I have the privilege of serving the public and our public lands by working for the Forest Service as a developed and dispersed sites recreation manager. My understanding of how important the natural environment is to everyone’s physical and mental well being has been reinforced in studies and reports are finding that contact with nature improves ones health and well being. People are more physically active, less depressed, less stressed and suffered less health issues when they have the opportunity to interact with nature — whether it be in a city park or National Forest. It is very important that all people have the opportunity to experience these benefits to the extent that they are able. The standards put forth in these guidelines will go far in improving access to the outdoor environment for those with disabilities.
However, it is a fact that the landscape does dictate what our limitations will be and to try to make a “one size fits all” when it comes to nature it not practical. I would hope that the Board will listen to those that have recommended that there is a critical need to have an exception for the outdoor recreation route guidelines for the natural terrain in order to fit into the natural terrain and the setting.

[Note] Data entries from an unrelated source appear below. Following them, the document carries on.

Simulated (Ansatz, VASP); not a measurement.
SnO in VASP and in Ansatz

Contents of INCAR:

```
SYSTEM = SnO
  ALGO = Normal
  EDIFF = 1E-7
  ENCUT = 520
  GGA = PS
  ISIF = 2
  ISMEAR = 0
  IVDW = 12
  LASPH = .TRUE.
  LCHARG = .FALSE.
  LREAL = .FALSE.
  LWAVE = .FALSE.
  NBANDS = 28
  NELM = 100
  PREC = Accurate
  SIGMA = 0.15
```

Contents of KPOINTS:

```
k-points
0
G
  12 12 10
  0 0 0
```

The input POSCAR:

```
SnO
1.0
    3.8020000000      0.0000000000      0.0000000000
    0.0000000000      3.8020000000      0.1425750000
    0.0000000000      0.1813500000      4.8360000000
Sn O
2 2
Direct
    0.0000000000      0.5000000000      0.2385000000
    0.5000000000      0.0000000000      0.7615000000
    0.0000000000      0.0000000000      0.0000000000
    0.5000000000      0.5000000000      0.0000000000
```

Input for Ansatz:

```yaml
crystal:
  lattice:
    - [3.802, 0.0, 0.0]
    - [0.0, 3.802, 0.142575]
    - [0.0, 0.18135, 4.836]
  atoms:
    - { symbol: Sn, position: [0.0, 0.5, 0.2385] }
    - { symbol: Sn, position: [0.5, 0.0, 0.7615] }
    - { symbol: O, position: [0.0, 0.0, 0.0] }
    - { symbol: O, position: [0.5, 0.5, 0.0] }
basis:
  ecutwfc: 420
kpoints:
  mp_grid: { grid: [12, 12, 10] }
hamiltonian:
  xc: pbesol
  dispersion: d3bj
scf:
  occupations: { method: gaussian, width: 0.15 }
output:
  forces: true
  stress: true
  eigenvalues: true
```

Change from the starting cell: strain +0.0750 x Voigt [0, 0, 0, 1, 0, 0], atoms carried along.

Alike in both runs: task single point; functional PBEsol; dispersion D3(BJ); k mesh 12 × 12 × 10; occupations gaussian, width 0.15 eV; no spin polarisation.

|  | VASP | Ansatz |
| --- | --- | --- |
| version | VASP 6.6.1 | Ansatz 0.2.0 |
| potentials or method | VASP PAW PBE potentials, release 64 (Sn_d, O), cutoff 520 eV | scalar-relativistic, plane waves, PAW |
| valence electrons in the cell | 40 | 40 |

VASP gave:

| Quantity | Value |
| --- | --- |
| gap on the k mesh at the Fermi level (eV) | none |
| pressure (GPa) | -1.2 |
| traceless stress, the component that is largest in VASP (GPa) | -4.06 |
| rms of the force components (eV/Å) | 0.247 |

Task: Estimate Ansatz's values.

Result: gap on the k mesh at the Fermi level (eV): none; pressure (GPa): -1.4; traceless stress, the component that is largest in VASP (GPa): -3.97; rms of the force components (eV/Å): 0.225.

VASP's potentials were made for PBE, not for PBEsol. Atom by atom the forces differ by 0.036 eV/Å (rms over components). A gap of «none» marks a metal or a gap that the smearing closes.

As I write this, I am listening to the sound of loaders constructing an ORAR in the campground behind my office to connect campsites that we are making accessible to the rest-room, which we have tried to make as accessible as we could short of demolishing the building (it still does not meet the standards, but it is much improved). When it comes to changing existing sites built in the 1960’s to meet today’s standards — it is a lot of work, even on sites that are pretty flat to begin with. To try to do this where the terrain is even less friendly, seems unreasonable. I agree that these exceptions should only apply to existing sites and structures. If we have the opportunity to build new sites, knowing what we know now, more accessible places would be chosen and it is built right from the beginning.
I would like to hike up Mount Whitney, but I know that I am not physically fit enough to do this hike. I would not expect the government provide me with an easier route up. That removes the challenge that makes me want to go there in the first place. Likewise, I don’t think that those with disabilities will think that allowing exceptions will take offense. It’s just common sense. Like me, those with disabilities have different comfort levels — some are comfortable with all terrain wheelchairs and others want electric Cadillac models. Hopefully, we can provide more outdoor opportunities for those with disabilities at both ends of the spectrum and all of that is in between.
Thank you for the opportunity to comment.